Finance/7 min
§ Finance

The three-ETF portfolio that beats most active funds

26 April 20267 min

Most active funds underperform a simple index portfolio over ten years. That's not opinion. It's the SPIVA scorecard published twice a year, every year, going back decades. Active managers know this. Their clients mostly don't.

The three-ETF portfolio is the lazy, boring, mathematically defensible alternative. I run a version of it. Most of the FIRE community runs a version of it. Vanguard's own founder ran a version of it.

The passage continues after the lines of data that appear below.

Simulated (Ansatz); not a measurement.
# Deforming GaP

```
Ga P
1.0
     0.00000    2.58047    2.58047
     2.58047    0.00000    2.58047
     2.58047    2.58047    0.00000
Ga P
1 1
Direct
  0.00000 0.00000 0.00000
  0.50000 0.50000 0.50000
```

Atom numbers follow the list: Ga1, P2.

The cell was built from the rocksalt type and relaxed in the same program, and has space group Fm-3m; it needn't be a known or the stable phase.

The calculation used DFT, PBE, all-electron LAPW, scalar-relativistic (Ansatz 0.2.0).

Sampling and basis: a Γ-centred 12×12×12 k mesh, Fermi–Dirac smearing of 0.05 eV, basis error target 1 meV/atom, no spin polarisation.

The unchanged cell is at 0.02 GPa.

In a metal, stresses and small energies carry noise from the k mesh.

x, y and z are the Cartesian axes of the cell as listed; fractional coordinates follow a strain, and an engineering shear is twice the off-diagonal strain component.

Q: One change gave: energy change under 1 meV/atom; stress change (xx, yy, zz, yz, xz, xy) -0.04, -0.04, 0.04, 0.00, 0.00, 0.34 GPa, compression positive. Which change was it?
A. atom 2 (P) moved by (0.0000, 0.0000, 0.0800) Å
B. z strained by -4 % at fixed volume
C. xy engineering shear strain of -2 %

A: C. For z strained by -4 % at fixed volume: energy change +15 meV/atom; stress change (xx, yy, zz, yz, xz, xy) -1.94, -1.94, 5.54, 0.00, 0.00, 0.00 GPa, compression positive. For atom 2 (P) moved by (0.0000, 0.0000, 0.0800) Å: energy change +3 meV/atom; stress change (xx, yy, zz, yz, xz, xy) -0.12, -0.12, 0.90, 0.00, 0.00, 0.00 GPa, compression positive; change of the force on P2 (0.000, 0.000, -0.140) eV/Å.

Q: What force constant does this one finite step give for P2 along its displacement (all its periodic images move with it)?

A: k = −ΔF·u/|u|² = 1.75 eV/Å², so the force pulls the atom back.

Here's how it works for an Australian resident.

The three tickers

There are several flavours. The most common AU-resident lazy portfolio looks like this:

  • VAS (Vanguard Australian Shares Index ETF): the ASX 300, your home-country tilt
  • VGS (Vanguard MSCI Index International Shares ETF): developed markets ex-Australia, hedged or unhedged depending on preference
  • VGE (Vanguard FTSE Emerging Markets Shares ETF): emerging markets exposure

A common starting allocation: 40% VAS / 50% VGS / 10% VGE. Adjust to taste.

There are alternatives that are equally fine. A200 (BetaShares) instead of VAS. IVV (iShares S&P 500) instead of VGS if you want more US weight. IWLD if you want a single-line global ex-AU. Don't overthink the brand. Pick one of each bucket and move on.

Why these three

The portfolio is built on three uncontroversial ideas:

  • Equities outperform bonds and cash over long horizons
  • Diversification across geographies reduces single-country risk
  • Costs compound just like returns do (in the wrong direction)

The Australian tilt is partly behavioural (you live here, you spend in AUD, franking credits are nice) and partly practical (currency hedge of sorts). The international exposure gives you the ~98% of global market cap that isn't Australia. The emerging markets sliver gives you the higher-volatility, higher-expected-return tail.

The fees that make this possible

VAS: 0.07% management fee. VGS: 0.18%. VGE: 0.48%.

Blended on a 40/50/10 portfolio: about 0.18% per year.

A typical actively managed fund: 0.8-1.5% per year.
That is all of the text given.